1 1/2 Stars (out of 4)

Yawn Chair

By Jeffrey M. Anderson

A not-bad idea for a low-budget, mostly-one-set suspense story turns into a rushed, generic movie, one that cuts corners and misses potential at every turn, eventually disappearing from memory.

Ex-hacker Orlando (Kevin Dillon) works a straight job at a call center for an internet company. He gets called into work on his daughter's birthday, and his wife hands him divorce papers. After a couple of routine calls, Orlando plops into his chair. A voice rings out over the intercom, telling him he needs to use his old hacker skills to steal $1 million, or the hair-trigger bomb strapped to the underside of his chair will blow.

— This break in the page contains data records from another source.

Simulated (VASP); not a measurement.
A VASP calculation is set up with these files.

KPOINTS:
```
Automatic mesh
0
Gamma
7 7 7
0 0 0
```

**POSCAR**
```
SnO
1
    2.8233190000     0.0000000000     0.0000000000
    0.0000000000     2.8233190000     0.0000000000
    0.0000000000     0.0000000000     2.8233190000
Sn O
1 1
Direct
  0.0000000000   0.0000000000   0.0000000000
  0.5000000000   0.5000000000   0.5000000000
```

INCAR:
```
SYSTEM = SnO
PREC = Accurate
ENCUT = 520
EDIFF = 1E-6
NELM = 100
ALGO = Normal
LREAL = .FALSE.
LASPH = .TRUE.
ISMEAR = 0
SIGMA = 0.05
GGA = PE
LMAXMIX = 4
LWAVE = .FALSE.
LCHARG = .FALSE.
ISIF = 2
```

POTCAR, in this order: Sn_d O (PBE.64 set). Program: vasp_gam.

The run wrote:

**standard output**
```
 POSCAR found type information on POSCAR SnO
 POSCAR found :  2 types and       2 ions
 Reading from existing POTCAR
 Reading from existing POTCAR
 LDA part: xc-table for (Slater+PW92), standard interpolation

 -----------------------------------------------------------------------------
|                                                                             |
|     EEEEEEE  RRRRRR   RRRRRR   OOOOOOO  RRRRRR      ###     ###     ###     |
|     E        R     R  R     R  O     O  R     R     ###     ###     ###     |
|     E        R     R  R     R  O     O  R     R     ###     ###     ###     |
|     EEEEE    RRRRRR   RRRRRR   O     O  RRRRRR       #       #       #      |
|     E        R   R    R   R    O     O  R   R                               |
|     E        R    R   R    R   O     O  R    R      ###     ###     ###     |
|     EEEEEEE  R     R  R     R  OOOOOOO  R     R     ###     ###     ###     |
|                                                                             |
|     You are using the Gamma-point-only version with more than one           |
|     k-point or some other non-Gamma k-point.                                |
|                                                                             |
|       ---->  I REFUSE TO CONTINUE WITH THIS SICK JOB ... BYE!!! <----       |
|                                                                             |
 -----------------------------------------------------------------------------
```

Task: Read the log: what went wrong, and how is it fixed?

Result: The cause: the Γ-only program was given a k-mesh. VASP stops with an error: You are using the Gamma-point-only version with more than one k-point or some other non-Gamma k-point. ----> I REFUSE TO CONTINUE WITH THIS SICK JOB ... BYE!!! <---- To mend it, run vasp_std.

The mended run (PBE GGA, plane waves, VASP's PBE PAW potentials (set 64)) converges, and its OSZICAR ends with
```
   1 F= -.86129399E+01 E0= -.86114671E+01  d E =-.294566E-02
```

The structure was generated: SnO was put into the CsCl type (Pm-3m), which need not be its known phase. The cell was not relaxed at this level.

As the day wears on, it becomes clear that Orlando has been specifically targeted for this. His family's life is at stake, unless he agrees to be framed for multiple bombings throughout the city. Worse, co-worker Ava (Kate Katzman) has stumbled onto the scene and been taken hostage. Bomb squad guys Jackson (Eddie Steeples) and Reed (Mel Gibson) are on the job, but can they figure out what's happening before it's too late?

A variation on movies like Speed or Die Hard with a Vengeance, Hot Seat already has a lack of kinetic movement, given that it's about not moving. Director James Cullen Bressack finds a kind of middling pace, coupled with shaky-cam and twitchy editing, that isn't slow enough to generate suspense or quick enough to pump adrenaline; it just sort of elicits a numbness.

It doesn't help that Dillon isn't the most dynamic actor. He has an abrasive, streetwise jester quality — used to good effect in the series Entourage — that wears thin when he's in the spotlight. The other actors don't quite seem right either. The villainous voice in the speaker has no subtlety, no control. He just curses and barks and says cliched things like "tick tock! Tick tock!"

The hostage, Ava, is more of a supermodel than an actor, and can't even seem to imply that she's scared. Gibson, of course, with his "old guy" wisecracking persona is the only one that manages to look like he's having fun. The downside there is that his partner, a Black man, is one of the first to die, an insufferable cliché. All in all, this Hot Seat is sure to leave viewers cold.